Raw source for fairseq2n code

facebookresearch / fairseq2

FAIR Sequence Modeling Toolkit 2

https://facebookresearch.github.io/fairseq2/

MIT License

695 stars 83 forks source link

Raw source for fairseq2n code #370

Open natgillin opened 8 months ago

natgillin commented 8 months ago

There's a few points in the codebase that imports from fairseq2n code, is there a pointer to the raw source to those?

E.g.

from fairseq2n.bindings.data.text.sentence import ...
from fairseq2n import DOC_MODE
from fairseq2n.bindings.data.text.text_reader import ...

cbalioglu commented 8 months ago

Hey @natgillin, you can find the fairseq2n (fairseq2 Native) source code under https://github.com/facebookresearch/fairseq2/tree/main/native.

natgillin commented 8 months ago

Thanks @cbalioglu for the pointer!

Regarding the fairseq2n.bindings, is there a way to avoid them? I see that they are mainly used in https://github.com/facebookresearch/fairseq2/blob/main/src/fairseq2/data/text/sentencepiece.py

Is there a way to load directly from https://github.com/google/sentencepiece?tab=readme-ov-file#overview instead of

load_basic_sentencepiece_tokenizer = StandardTextTokenizerLoader(
    default_asset_store,
    default_download_manager,
    lambda path, _: BasicSentencePieceTokenizer(path),
)

from https://github.com/facebookresearch/fairseq2/blob/main/src/fairseq2/data/text/sentencepiece.py#L225C1-L229C2?

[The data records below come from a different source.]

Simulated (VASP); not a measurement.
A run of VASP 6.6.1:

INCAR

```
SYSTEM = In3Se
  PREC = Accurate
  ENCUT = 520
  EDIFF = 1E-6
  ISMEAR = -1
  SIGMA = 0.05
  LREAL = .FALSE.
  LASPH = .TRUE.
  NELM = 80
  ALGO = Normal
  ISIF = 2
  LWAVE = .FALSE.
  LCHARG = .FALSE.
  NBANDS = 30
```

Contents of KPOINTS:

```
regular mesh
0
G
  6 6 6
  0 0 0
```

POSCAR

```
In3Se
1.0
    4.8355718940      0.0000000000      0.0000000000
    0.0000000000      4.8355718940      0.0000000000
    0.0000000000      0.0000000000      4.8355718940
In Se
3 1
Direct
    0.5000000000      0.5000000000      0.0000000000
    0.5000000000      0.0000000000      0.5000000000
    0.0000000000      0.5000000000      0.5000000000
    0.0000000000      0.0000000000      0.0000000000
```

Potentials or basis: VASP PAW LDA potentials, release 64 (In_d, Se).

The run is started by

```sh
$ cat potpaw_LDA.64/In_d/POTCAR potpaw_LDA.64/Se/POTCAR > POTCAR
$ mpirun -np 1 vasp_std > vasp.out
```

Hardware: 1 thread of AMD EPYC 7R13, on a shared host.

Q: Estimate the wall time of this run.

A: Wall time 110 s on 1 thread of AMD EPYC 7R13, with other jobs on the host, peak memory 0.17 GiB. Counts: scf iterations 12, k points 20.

cbalioglu commented 8 months ago

Hey @natgillin, I might be more helpful if you can tell me what you want to achieve. The sentencepiece implementation in fairseq2 is fully compatible with Google's sentencepiece. In fact, in fairseq2n we use the native API of sentencepiece.

natgillin commented 7 months ago

Thanks for the explanation!

We're trying to merge as much code as possible from fairseq2 to our own fairseq fork since we're not sure if that'll eventually be the case on the public repository. We are having some of the decoder-only models into fairseq works in by copying some of the code blocks in fairseq2 , but we found some dependencies of the fairseq.data.text relying on fairseq2n.

Removing the fairseq2n dependency would have essentially allow us to backport some fairseq2 features/models support to fairseq.